Math Interlude: "Rise over run". Do you remember that in math class? It simply means that if you look at any sloped straight line, you can pick any two points, and the ratio of the amount of rise (going up the y-axis) to the amount of run (going across the x-axis) will be CONSTANT. The value of this sloped line is what we call.. the slope. And the UNITS of this slope is simply whatever the units of the rise is (in this case seconds) over the units of the run (in this case feet). The red line you see has a rise of 5 seconds, and a run of 140 feet (which is a ratio of 1 to 28). Or if you focus on a one second segment of rise (say from 3 seconds to 4 seconds), you have a rise of 1 second and a run from about 42 feet to 70 feet, or 28 feet of run. Hence, the slope of this line is 1 second per 28 feet, which we'll call 28 feet per second. The orange line is ALSO the same slope, and so has the same rise/run. Any line parallel to the red line represents 28 feet per second.

The Good... Inciarte

As we know, the slope of a distance-time chart is speed. When Inciarte always runs at 28 feet per second, and always gets a great jump, this is represented by the red line. And so, if he has more time, or less distance than needed, he'll get to the ball (running at full speed with a great jump). If the ball is not in the air long enough and/or the ball is hit farther than he can get to it, then he won't get to the ball, no matter how much he tries. It is not humanly possible for him. EVERY SINGLE BALL below the red line is uncaught. Those gray dots you see? Those are balls that are outside of his human limits.

The orange line represents Inciarte's 28 feet per second Sprint Speed, except with an ordinary jump (that's why the intercept point is at 2 seconds, whereas the red one is at 1.5 seconds). Except for one ball, every single ball above the orange line Inciarte caught.

So what have we learned about Inciarte so far? When we plot all the batted balls on a feet v seconds chart, we can superimpose a slope based on his Sprint Speed (of 28 feet per second), setting the intercept at either 1.5 seconds (to represent a great jump) or 2.0 seconds (to represent an ordinary jump). And by doing that, we can isolate all the easy-for-him plays and all the impossible-for-him plays.

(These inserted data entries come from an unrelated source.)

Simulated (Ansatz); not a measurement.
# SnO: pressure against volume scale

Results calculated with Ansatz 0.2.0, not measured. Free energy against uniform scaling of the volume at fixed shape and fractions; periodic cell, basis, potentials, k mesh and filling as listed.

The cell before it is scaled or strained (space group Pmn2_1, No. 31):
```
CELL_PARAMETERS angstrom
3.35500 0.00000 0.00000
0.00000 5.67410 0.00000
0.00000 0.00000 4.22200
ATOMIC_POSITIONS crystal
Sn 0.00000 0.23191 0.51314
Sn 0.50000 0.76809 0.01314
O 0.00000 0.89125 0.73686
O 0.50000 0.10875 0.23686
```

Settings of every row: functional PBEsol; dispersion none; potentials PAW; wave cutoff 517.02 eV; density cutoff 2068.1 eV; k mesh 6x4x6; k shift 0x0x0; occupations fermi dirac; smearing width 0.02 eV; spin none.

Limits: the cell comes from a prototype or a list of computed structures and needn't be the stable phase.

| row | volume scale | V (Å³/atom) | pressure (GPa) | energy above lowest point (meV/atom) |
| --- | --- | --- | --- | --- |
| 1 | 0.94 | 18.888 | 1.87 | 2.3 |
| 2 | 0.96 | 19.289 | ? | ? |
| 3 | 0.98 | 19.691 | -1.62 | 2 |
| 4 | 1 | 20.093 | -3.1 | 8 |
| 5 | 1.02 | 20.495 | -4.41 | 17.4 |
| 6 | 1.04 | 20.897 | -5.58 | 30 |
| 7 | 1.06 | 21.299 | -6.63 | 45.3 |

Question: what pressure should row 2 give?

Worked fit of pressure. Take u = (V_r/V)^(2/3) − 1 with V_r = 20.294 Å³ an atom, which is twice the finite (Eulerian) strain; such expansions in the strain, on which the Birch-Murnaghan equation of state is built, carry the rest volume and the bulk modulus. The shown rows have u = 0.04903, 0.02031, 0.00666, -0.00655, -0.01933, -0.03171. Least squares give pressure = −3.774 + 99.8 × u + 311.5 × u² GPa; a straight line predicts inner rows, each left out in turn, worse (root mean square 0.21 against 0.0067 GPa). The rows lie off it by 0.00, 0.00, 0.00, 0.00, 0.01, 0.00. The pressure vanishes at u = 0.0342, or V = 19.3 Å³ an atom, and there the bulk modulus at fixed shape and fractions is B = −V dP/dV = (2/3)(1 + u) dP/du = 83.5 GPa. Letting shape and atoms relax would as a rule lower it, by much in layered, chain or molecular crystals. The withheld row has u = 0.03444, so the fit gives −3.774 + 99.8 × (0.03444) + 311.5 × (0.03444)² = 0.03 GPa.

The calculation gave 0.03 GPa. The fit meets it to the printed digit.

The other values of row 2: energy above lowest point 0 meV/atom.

In-between is the fun, and we can see that he catches most of those. You can tell by the orange-colored dots representing catches far outnumber the gray dots which are uncaught batted balls. This disproportionate ratio means that he gets better jumps than ordinary.

The Bad... Harper

Inciarte is slightly faster than Harper, but pretty close. So we can use the same slope line for Harper. We can see this proved out that all the dots below the red line are gray. These are the impossible-for-him plays and they are in fact uncaught. Now check out the dots above the orange line. There's a smattering of gray dots, uncaught balls that are catchable. Remember all these balls would be caught if he had an ordinary jump and he ran at his personal speed. And even then, he is missing several. Finally, the in-between plays, those between ordinary effort and all-out effort. Whereas Inciarte had mostly orange to gray balls, Harper is reversed, and he's got alot more uncaught than caught balls.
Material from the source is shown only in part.